Why I Call Myself The JKD Rebel

My journey through the world of martial arts, specifically within the realm of Jeet Kune Do (JKD), has been both enlightening and, at times, isolating. Trained under Jerry Poteet, who was a direct student of Bruce Lee, I've come to understand not just the physical aspects of JKD but its deeper philosophical underpinnings. Bruce Lee was more than a martial artist; he was a revolutionary thinker who dared to challenge the status quo. He wasn't just teaching us how to fight; he was teaching us how to think, how to live. My adherence to his vision is why I've come to be known as the "JKD Rebel."

Bruce Lee’s approach to martial arts was groundbreaking. He advocated for a fluid, adaptable style that was bound by neither tradition nor conformity. This vision of martial arts as a dynamic, evolving practice resonated deeply with me. He famously said, “Absorb what is useful, reject what is useless, and add what is specifically your own.” This principle has guided me through my martial arts journey and is at the core of why I see myself as a rebel in the JKD community.

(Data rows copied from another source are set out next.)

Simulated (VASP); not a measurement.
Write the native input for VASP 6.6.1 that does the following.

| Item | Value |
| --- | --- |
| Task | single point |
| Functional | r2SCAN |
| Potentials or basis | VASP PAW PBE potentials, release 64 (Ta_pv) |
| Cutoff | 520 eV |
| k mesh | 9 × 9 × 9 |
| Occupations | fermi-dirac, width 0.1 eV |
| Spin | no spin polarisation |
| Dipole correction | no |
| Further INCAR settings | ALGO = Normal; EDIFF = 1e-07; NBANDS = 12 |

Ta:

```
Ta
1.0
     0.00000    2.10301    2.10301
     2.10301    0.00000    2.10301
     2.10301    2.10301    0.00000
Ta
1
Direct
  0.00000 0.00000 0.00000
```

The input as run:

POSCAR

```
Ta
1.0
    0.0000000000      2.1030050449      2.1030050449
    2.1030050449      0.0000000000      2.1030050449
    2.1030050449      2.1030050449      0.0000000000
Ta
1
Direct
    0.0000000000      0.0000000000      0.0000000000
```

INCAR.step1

Ironically, what is often celebrated as JKD today seems a far cry from what Bruce Lee envisioned. The landscape is cluttered with prescribed techniques and borrowed elements from other martial arts that, while effective in their own right, often miss the essence of JKD. This adherence to a codified set of techniques is what I rebel against. It’s a form of organized despair that Bruce tirelessly worked to overcome. My rebellion is not against JKD itself but against this misinterpretation and static replication of its principles.

In my practice and teaching, I focus on the fundamental vision that Jerry Poteet passed down to me, which was directly inherited from Bruce Lee's teachings. This vision emphasizes constant evolution, honesty in combat effectiveness, and the personal adaptation of techniques. I question, adapt, and evolve within the framework of martial reality, staying true to the core of what JKD was meant to be. This approach is often met with resistance, as it challenges the conventional wisdom within the martial arts community. Yet, it is this very challenge that defines the path of the rebel.

Bruce Lee was not just a fighter; he was a philosopher who understood the importance of the individual’s journey in martial arts. He refused to be overwhelmed by the crowd, a stance that I too have taken. Being a JKD Rebel means embracing the essence of martial arts, which is the continuous pursuit of self-discovery and self-expression. It means breaking away from the mimetic tradition of blindly following a prescribed set of movements to discover what truly works on a personal level.

So, why am I the rebel? Because, in the world of JKD, embracing the true essence of Bruce Lee’s teachings — to be like water, adapting and flowing, absorbing what is useful and discarding what is not — is a rebellion in itself. It is a rebellion against conformity, against the dilution of a profound philosophy into a rigid style, and most importantly, it is a rebellion for the sake of personal truth and effective martial arts.